Skewness measures the asymmetry of a probability distribution about its mean. For a unimodal distribution:
+ negative skew (left-skewed): the tail is on the left side of the distribution; usually appears as a right-leaning curve.
+ positive skew (right-skewed): the tail is on the right.

![missing](https://upload.wikimedia.org/wikipedia/commons/f/f8/Negative_and_positive_skew_diagrams_%28English%29.svg)

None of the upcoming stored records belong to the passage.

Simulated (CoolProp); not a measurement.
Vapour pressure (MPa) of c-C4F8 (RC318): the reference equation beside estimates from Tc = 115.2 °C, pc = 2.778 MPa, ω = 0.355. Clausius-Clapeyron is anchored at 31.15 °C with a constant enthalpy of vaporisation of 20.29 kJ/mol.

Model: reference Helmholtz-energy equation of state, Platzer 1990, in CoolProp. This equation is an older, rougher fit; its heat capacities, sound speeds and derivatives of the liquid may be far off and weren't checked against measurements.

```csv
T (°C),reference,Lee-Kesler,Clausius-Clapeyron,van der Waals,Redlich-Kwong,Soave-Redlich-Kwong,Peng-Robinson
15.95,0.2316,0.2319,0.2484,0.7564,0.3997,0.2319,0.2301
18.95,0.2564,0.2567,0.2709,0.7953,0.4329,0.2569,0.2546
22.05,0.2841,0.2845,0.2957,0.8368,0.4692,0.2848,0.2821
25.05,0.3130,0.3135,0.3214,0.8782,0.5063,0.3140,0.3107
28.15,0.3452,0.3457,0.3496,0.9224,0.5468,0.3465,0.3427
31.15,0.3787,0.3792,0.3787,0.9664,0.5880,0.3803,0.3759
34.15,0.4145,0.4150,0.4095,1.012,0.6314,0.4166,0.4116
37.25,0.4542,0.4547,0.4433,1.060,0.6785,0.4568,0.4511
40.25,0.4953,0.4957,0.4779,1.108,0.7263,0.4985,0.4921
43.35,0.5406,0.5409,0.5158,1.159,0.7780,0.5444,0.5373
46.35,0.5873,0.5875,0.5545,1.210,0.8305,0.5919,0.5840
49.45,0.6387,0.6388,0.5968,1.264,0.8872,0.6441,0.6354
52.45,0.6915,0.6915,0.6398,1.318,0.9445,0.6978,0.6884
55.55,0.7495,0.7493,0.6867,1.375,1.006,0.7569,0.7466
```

It is important to note that a distribution with zero skewness is not always symmetrical (an example of such distribution can be found [here](https://en.wikipedia.org/wiki/Skewness#/media/File:Asymmetric_Distribution_with_Zero_Skewness.jpg)).


## Kurtosis

The kurtosis measures the likelihood of outliers:
+ low kurtosis: the distribution produces fewer and less extreme outliers.
+ high kurtosis: the distribution produces more outliers.

A distribution with high kurtosis will have lower probabilities around the mean and [heavier tails](https://en.wikipedia.org/wiki/Heavy-tailed_distribution).

_Note: for a given distribution, the kurtosis can never be smaller than the squared skewness plus one._

![missing](../../img/kurtosis.png)


## Mean vs Median

There are two main methods to measure central tendency and dispersion. Which one is the most appropriate depends on the shape of the distribution:
+ the mean and standard deviation are well-suited for unimodal and symmetrical distribution with few outliers.
+ the median and interquartile range are better-suited otherwise.